So, you thought that eBay was mainly about selling your old junk? Think again, 81% of the two billion daily transactions are for brand new items.
That doesn’t mean that there is no weird stuff there – back in 2000, a leftover piece of French toast sold for a whopping $1,025. Why? Because it was something that Justin Timberlake had been noshing on.
And eBay will no doubt be the site of choice for quirky collectors for a long time to come. It’s easy enough to put a listing up, and you don’t have to pay for anything unless it sells. So, entry costs for this site are pretty low.
List your item, and you have the chance of showing your goods to around 250 million buyers. You would generally have to shell out a lot of money for that kind of exposure, so what is the catch?
Is There a Catch?
The only real catch is that getting your item into the top page of listings is not as easy as it sounds. You have to compete with around 25 million other sellers who also want that top spot.
So, while eBay provides a great platform to access a vast number of sellers, you still have to put in a fair amount of effort. You need to find and clearly define your target market, and then tailor your marketing efforts around them specifically.
Promoting Your Business
Some sellers do this by offering eBay vouchers or running a special promo from time to time. You would have to analyze the feasibility of this kind of approach in your own business. After all, you can engage in the cost-cutting game continuously, but that eats away your profits.
It is better to look into creating hype about your product in the right circles. What is your unique selling proposition? What are you offering that the 25 million other sellers cannot? If you cannot answer that question, you might as well not even open your eBay store.
If you can define this selling point, and it is of real value to your target market, you can afford to charge more for it. If you can appeal to a niche market, you might not have the same volume of sales, but you will have higher value sales.
In other words, less work and more money. Isn’t that worth making an effort in the first place?
Find a Profitable Niche
That’s not all there is to it, though. Say, for example, you decide that you are going to sell vintage clothing online. It’s a more novel approach than selling the mass-produced stuff we see all over the place, and there is a market for it, so it sounds good.
You now have to do the research. How many listings are there already for vintage clothing? Is there enough of a demand to make selling it profitable? Just type in the words “vintage clothing” on eBay, and you will see over a million results.
Clearly, vintage clothing is considered a hot item, and your store could easily get lost in that crowd. It is time to narrow the field some more. How about trying “vintage hats” instead?
That drops the search results to just over two hundred and thirty thousand. It is better, but still far from ideal, so we need to narrow the search further. Try looking for “vintage hat pins” instead.
Now we are getting somewhere. There are only around two thousand two hundred results in this search. That’s a manageable number – it’s large enough to be profitable but small enough that you stand a chance in the search results.

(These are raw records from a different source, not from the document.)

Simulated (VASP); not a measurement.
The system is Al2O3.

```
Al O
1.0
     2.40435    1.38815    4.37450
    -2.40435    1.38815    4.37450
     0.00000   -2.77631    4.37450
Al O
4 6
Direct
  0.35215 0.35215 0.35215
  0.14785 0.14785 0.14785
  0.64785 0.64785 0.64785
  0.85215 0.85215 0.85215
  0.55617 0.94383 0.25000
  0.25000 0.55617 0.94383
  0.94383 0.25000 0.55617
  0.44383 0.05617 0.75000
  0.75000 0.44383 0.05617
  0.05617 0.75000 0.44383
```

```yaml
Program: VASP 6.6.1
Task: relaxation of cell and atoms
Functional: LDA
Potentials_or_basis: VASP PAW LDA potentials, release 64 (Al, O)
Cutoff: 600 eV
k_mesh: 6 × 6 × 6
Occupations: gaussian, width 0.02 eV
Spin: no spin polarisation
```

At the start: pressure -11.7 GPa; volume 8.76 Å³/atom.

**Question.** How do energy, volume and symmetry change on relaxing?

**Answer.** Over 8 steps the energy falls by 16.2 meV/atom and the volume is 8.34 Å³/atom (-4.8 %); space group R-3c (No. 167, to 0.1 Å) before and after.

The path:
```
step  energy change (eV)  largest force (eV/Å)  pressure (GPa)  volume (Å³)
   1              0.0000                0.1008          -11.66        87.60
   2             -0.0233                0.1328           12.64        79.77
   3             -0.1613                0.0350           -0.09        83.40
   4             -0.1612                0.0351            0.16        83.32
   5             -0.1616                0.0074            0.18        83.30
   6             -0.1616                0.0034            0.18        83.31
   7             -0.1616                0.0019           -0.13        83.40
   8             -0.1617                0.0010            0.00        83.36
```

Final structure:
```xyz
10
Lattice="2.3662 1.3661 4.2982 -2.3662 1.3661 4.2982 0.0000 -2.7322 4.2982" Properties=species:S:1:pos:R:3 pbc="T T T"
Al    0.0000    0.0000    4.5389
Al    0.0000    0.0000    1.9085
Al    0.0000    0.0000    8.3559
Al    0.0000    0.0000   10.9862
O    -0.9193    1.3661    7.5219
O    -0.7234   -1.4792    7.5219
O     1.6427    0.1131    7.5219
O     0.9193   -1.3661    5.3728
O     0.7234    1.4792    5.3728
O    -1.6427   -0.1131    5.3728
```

You could drill down further by typing in “vintage art deco hat pins.” That’s getting extremely specific and produces around one hundred and forty results. You could distinguish yourself quite easily in that market, but is there enough profit to be made?
Would you be able to source the right kind of hat pin? The key to getting niche marketing right is to choose an appealing selling proposition and to also make sure that the niche is profitable enough.
If you can get both right at the same time, you can obliterate your competition on eBay.